No public offering of shares is being made in the United Kingdom, any Restricted Territory or elsewhere. The distribution of this Announcement and the offering of the Company's shares in certain jurisdictions may be restricted by law. No action has been taken by the Company, Investec Bank plc or Canaccord Genuity that would permit an offering of such shares or possession or distribution of this Announcement or any other offering or publicity material relating to such shares in any jurisdiction where action for that purpose is required. Persons into whose possession this Announcement comes are required by the Company, Investec Bank plc and Canaccord Genuity to inform themselves about, and to observe, such restrictions.

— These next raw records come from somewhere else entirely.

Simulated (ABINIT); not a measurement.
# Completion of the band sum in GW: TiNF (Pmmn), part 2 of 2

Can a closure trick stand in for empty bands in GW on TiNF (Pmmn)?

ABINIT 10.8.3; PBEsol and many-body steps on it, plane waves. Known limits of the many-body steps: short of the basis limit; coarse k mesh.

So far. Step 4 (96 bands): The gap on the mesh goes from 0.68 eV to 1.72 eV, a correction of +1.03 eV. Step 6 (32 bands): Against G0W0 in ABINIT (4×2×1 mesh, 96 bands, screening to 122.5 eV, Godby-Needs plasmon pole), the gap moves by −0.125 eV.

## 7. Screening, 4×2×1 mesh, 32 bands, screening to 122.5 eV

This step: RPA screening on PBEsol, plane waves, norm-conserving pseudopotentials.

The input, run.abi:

The information in this Announcement may not be forwarded or distributed to any other person and may not be reproduced in any manner whatsoever. Any forwarding, distribution, reproduction, or disclosure of this information in whole or in part is unauthorised. Failure to comply with this directive may result in a violation of the Securities Act or the applicable laws of other jurisdictions.
There are matters set out within this Announcement that are forward-looking statements. Such statements are only predictions, and actual events or results may differ materially. For a discussion of important factors which could cause actual results to differ from forward-looking statements, refer to the Company's Annual Report and Accounts for the nine months to 31 December 2015. The Company does not undertake any obligation to update publicly, or revise, forward-looking statements, whether as a result of new information, future events or otherwise, except to the extent legally required. You should not place undue reliance on forward-looking statements, which speak only as of the date of this Announcement. No statement in this Announcement is or is intended to be a profit forecast or profit estimate or to imply that the earnings of the Company for the current or future financial periods will necessarily match or exceed the historical or published earnings of the Company. The price of shares and the income from them may go down as well as up and investors may not get back the full amount invested on disposal of the shares.
It is expected that any shares in the Company to be issued pursuant to the Fundraising and Bondholder Transactions will not be admitted to trading on any stock exchange other than to trading on AIM, a market operated by the London Stock Exchange. This Announcement is not an offering document, prospectus, prospectus equivalent document or AIM admission document. Investors should not subscribe for or acquire shares or other securities referred to in this Announcement on the basis of the information contained herein. It is expected that no offering document, prospectus, prospectus equivalent document or AIM admission document will be required in connection with the Fundraising and Bondholder Transactions and no such document has been or will be prepared or submitted to be approved by the Financial Conduct Authority or submitted to the London Stock Exchange in relation to the Fundraising and Bondholder Transactions.
Neither the content of the Company's website nor any links on the Company's website is incorporated in, or forms part of, this Announcement.